Comparable trading multiples and comparable transaction multiples methods have not been taken into account, for comparability purposes.

Summary of the valuations

  Equity Value of the Contribution Equity Value of WCL and WFDT (US$m) Equity Value of the Consideration (US$m) Implied Premium (%) Equity value of the entire Westfield Group (US$m) Equity Value of the Total Consideration (US$m) Implied Premium (%)
Net asset value              
EPRA NAV   8,902   9,768   10,190 4.33%   14,534   14,873   2.33%
Discounted cash flow              
DCF central value   10,330   11,195   12,576 12.33%   16,658   17,259   3.61%
Reference share price              
December 11, 2017   7,962   8,828   11,000 24.61%   13,135   15,683   19.40%
1-month VWAP   7,862   8,728   10,768 23.37%   12,987   15,451   18.97%
2-month VWAP   7,672   8,538   10,567 23.76%   12,704   15,249   20.04%
3-month VWAP   7,602   8,468   10,471 23.66%   12,600   15,154   20.27%
6-month VWAP   7,634   8,500   10,496 23.48%   12,648 15,179   20.01%
Equity research analysts' target price              
Average target prices   8,742   9,607   11,774 22.55%   14,295   16,457   15.12%

Findings of the contribution appraisers
Jean-Jacques Dedouit, Dominique Mahias and Olivier Peronnet were appointed as contribution appraisers on Unibail-Rodamco's application by order of the President of the Paris Commercial Court on February 1, 2018.
In their report relating to value of the Contribution, dated March 28, 2018, the contribution appraisers conclude:
"Based on our work and at the date of this report, we consider that the value of the Contribution amounting to €8,197,172,977, is not overestimated and as a consequence, is at least equal to the amount of the share capital increase of the company benefiting from the contribution, increase by the contribution premium."
In their report relating to the fairness of the total consideration proposed by Unibail-Rodamco in return for Westfield Securities, dated March 28, 2018, the contribution appraisers conclude:
"Based on our work and at the date of this report, we consider that the consideration of 0.01844 Unibail-Rodamco share and US$2.67 per Westfield security is fair from a financial point of view."
Conditions precedent
In addition to the conditions precedent relating to the Transaction, the implementation of the Contribution is subject to (i) the approval by the extraordinary shareholders meeting of Unibail-Rodamco of the Contribution, the amendment of the articles of association to allow the distribution in kind of assets to shareholders and the amendment of the articles of association to introduce the principle of the stapling of the shares of Unibail-Rodamco with the Newco Class A Shares, (ii) the approval by the ordinary shareholders meeting of Unibail-Rodamco of the distribution in kind of Newco shares to the shareholders of Unibail-Rodamco, and (iii) the implementation of the WFDT Trust Scheme and the effectiveness of the WCL Share Scheme.
Main risk factors regarding the Contribution
The main risk factors related to the Contribution include:

  • The pro forma financial information may not be representative of Unibail-Rodamco and Westfield's future performance as part of the New Group;
     
  • The trading of the Stapled Shares after completion of the Transaction may cause the market price of the Stapled Shares to fall;
     
  • After completion of the Transaction, former Unibail-Rodamco shareholders will have a reduced ownership and voting interest in the New Group in percentage terms than they currently have in Unibail-Rodamco;
     
  • Specific risk factors for the Contribution related to WCL's and WFDT's business, such as any disputes or non-recurring events that are likely to have, or have recently had, a material impact on the financial position of WCL, WFDT or their respective consolidated subsidiaries; and
     
  • The Contribution being an indivisible step of the Transaction, all risk factors for the Transaction could also affect the Contribution.
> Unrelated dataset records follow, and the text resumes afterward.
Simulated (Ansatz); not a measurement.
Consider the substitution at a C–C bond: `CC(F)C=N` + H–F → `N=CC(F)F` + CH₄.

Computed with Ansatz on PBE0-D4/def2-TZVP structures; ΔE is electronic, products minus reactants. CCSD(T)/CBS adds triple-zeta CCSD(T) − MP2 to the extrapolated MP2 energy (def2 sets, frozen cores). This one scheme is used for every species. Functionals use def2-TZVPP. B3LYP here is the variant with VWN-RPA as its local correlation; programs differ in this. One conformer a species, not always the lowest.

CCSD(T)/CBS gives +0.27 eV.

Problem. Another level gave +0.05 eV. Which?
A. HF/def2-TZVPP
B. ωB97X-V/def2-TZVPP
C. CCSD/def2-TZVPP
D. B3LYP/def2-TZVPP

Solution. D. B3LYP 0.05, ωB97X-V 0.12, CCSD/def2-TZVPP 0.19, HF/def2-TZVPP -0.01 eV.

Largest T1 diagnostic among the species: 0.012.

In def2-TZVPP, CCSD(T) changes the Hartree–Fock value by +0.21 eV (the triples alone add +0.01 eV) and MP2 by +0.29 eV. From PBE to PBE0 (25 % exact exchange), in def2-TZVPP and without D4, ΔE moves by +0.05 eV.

Unibail-Rodamco ownership structure before and after the Transaction

  • The Contribution is one of the last steps of the Transaction which would  occur after the implementation of the WAT Trust Scheme pursuant to which, inter alia, the WAT units will be transferred to Newco. Consequently, upon completion of the Contribution, as well as the completion of the Transaction, it is expected that the structure chart of the New Group will be as follows:
  1. SUMMARY OF THE MAIN CHARACTERISTICS OF THE COMPANY TO WHICH THE SECURITIES ARE TO BE CONTRIBUTED

General information about Unibail-Rodamco
Unibail-Rodamco is a leading listed real estate company. Unibail-Rodamco owns an exceptional portfolio of prime commercial properties with a consolidated gross market value of €43.1 billion as at December 31, 2017, located in the largest and most prosperous cities across Continental Europe
Information about Unibail-Rodamco business
Unibail-Rodamco's operations are focused on large shopping centres in major European cities, the large office buildings in the heart and West of Paris and major convention and exhibition venues in and around Paris.
Impact of the Transaction on the share of consolidated equity, group share, for the holder of one Unibail-Rodamco share prior to the Transaction

  Before Transaction After Transaction (3)
(pro forma and taking into account the number of shares issued for consideration of the Contribution)
Consolidated equity, group share (€)   18,916   26,204
Number of shares as at December 31, 2017   99,856,676   138,176,650
Share of consolidated equity, group share (€)   189.43   189.64
Number of shares(1)   102,127,379   140,447,353
Share of consolidated equity, group share (€), on a fully diluted basis   185.22   186.57
Number of shares(2)   99,938,667   138,258,641
Share of consolidated equity, group share (€), on a diluted basis   189.28   189.53

(1)           Fully diluted as at December 31, 2017.

(2)           Taking into account dilution from "in-the-money" stock options, performance shares, ORNANEs, ORAs and capital increase, as at December 31, 2017.

(3)           Per Stapled Shares

  1. SUMMARY OF THE MAIN CHARACTERISTICS OF THE COMPANIES TO BE CONTRIBUTED

General information about WCL and WFDT
The Westfield Group is, until the completion of the Transaction, a triple-stapled group comprising WCL, WAT and WFDT and which owns an unparalleled platform of shopping centre destinations in the United States and the United Kingdom, as well as a major retail development project in Milan, Italy.
Following the Contribution, which is an indivisible step of the Transaction, Unibail-Rodamco will indirectly own WFDT's and WCL's assets and businesses (i.e. mainly European assets and services).
Information about WCL and WFDT business
The Westfield Group owns an unparalleled[13] platform of shopping centre destinations in the United States and the United Kingdom, as well as a major retail development project in Milan, Italy.
The Westfield Group is an internally managed and vertically integrated international retail property group with a focus on the United States, the United Kingdom and Europe. Westfield Group's strategy is to create and operate Flagship assets in leading markets that deliver great experiences for retailers, brands and consumers.
The Westfield Group owns a world class, industry leading retail property operating platform with capabilities in property management, leasing, design, development, construction, marketing and digital.
Following the Contribution, which is an indivisible step of the Transaction, Unibail-Rodamco will indirectly own WFDT's and WCL's assets and businesses (i.e. mainly European assets and services).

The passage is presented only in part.